How the Fire Station mural immortalises M'boro's history
IF we don't remember our history, we'll end up losing it.
That's the main message Lex Casperson took away from seeing the new mural at the Maryborough Fire Station, which was revealed to the public last week.
The artwork depicts the struggle of Lex's then 12-year-old uncle, Lexie, and his dog Foxie saving their family from a house fire that broke out in 1927. Lexie was awarded a medal for bravery that same year.
But Mr Casperson reckons his uncle wouldn't want to see it up there.
"He was a humble man, and wouldn't want the fame or fortune," Mr Casperson said.
"But we are very proud, to see him immortalised like that."
Seeing the local history immortalised in such a way has Mr Casperson concerned that many people won't be able to remember it.
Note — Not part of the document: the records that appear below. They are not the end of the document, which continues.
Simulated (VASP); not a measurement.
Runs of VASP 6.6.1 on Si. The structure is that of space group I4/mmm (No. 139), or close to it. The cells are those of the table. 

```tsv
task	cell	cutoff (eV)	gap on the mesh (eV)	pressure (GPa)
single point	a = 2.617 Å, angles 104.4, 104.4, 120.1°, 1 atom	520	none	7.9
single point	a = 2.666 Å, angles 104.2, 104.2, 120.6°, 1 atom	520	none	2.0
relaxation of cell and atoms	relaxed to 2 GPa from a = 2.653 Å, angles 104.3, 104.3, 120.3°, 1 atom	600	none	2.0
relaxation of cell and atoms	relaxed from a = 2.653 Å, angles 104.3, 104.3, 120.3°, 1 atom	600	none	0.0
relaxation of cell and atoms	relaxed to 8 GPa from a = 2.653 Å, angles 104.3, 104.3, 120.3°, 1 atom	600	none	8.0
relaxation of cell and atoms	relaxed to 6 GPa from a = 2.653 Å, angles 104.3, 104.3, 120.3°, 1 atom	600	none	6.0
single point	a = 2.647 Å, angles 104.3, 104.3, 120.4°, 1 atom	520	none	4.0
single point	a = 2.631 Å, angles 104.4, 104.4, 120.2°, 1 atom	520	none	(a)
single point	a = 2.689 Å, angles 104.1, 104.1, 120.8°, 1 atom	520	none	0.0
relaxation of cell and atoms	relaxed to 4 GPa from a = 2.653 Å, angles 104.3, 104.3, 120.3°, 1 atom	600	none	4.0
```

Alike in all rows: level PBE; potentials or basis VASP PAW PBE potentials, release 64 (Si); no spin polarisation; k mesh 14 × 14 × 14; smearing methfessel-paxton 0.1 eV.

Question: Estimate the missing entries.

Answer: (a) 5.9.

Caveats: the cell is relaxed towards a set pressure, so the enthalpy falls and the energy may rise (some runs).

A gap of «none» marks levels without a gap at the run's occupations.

"It's very important the mural project does this... we're losing our history, and it could be gone if we don't preserve it."
Maryborough Mural Project co-founder Elizabeth Lowrie said the fire station's artwork was particularly significant, given its status as an "iconic story of Maryborough."
"This project draws out human stories - Lexie went in to save his siblings, and they all ended up living a good life," she said.
"The descendants are still in Maryborough today, so it's something that holds a lot of weight."
The installation is the 11th mural to be erected in Maryborough, with the group looking to get 20 placed across town.